# 2018 Texas Extreme Mustang Makeover



## Roman (Jun 13, 2014)

Hello everyone! It has been a long time since I was last on here and so much has been going on since then. For those that don't know me, my name is Kate, I'm 17 years old, and have been riding horses for the past almost 8 years. I have two horses right now, Roman, a 1996 Arabian gelding; and Star, a 2009 Quarter Horse mare. Most of you probably remember Star from my numerous threads of training her to barrel race. Since July, I have been working with an amazing trainer who has helped us so much. As for me, this past year I got a job as a working student at a Morgan barn. I've learned a bit of western pleasure, english, saddle seat, driving, and working with young horses there. Anyways...enough about me.

-----

As you can guess my the title, I am competing in the Texas Extreme Mustang Makeover this year as a youth. The mustang makeover was created by the Mustang Heritage Foundation along with the Bureau of Land Management (who manages and adopts out mustangs) created this event where selected trainers are given a wild mustang and have ~100 days to train them before they compete at the show. There are two division: Adult and Youth. The adults get a 4-7yo mustang and must train them to ride; youth get a 1-2yo mustang and only do in-hand stuff. These events help get mustangs adopted and also promote the breed and raise awareness. 

This has been a dream of mine since 2013. I was going back and forth whether I wanted to do it or not this year since I have my own horses to train, pigs, goats...as well as graduating (tomorrow) and going off to college in the fall. But this was my last year to compete in the youth division. I felt like I was ready to take off this challenge - and I have two trainers to help me out if needed - so I decided to send in my application in March. Two weeks later I was accepted!
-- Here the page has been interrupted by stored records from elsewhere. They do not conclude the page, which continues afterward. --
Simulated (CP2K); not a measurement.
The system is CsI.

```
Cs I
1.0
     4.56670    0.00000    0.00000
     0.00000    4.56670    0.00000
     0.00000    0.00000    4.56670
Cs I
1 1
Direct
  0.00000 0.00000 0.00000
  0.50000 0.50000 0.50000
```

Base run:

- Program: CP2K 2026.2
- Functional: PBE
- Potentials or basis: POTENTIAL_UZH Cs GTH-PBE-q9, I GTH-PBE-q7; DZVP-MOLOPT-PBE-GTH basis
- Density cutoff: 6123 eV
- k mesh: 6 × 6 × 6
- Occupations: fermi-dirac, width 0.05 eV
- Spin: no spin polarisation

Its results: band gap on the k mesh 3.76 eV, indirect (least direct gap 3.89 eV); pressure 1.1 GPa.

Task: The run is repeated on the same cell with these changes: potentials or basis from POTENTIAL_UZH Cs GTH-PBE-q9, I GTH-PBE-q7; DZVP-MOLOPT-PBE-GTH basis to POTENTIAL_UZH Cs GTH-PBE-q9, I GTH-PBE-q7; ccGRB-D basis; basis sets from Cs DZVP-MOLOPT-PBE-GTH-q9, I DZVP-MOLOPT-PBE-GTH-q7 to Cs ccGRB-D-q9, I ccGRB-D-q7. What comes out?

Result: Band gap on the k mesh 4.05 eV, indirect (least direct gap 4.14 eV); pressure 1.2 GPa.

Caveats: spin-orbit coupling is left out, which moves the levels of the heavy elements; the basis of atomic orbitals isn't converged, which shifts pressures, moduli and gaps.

Next Friday I will be driving to Nebraska to pick up my mustang to train for the next 100 days. I have no idea what I am getting, only that its 1-2yrs old and either a mare or gelding. After the 100 days is over, we will go to Ft. Worth, Texas in September and compete. 

I'm super excited for this opportunity and challenge. I will try to regularly update you guys on our training progress and I will also be vlogging it on my youtube channel. Next week I will post pictures of where we will keep it and any other updates. 

I'm excited to share this journey with you all! 

Until my next post.
Kate
-----
*Please leave a comment your guess on what color/markings/gender the mustang will be.
I am really hoping for a sorrel/blaze gelding.*


----------



## AnitaAnne (Oct 31, 2010)

WOOT! What a great opportunity this is!! 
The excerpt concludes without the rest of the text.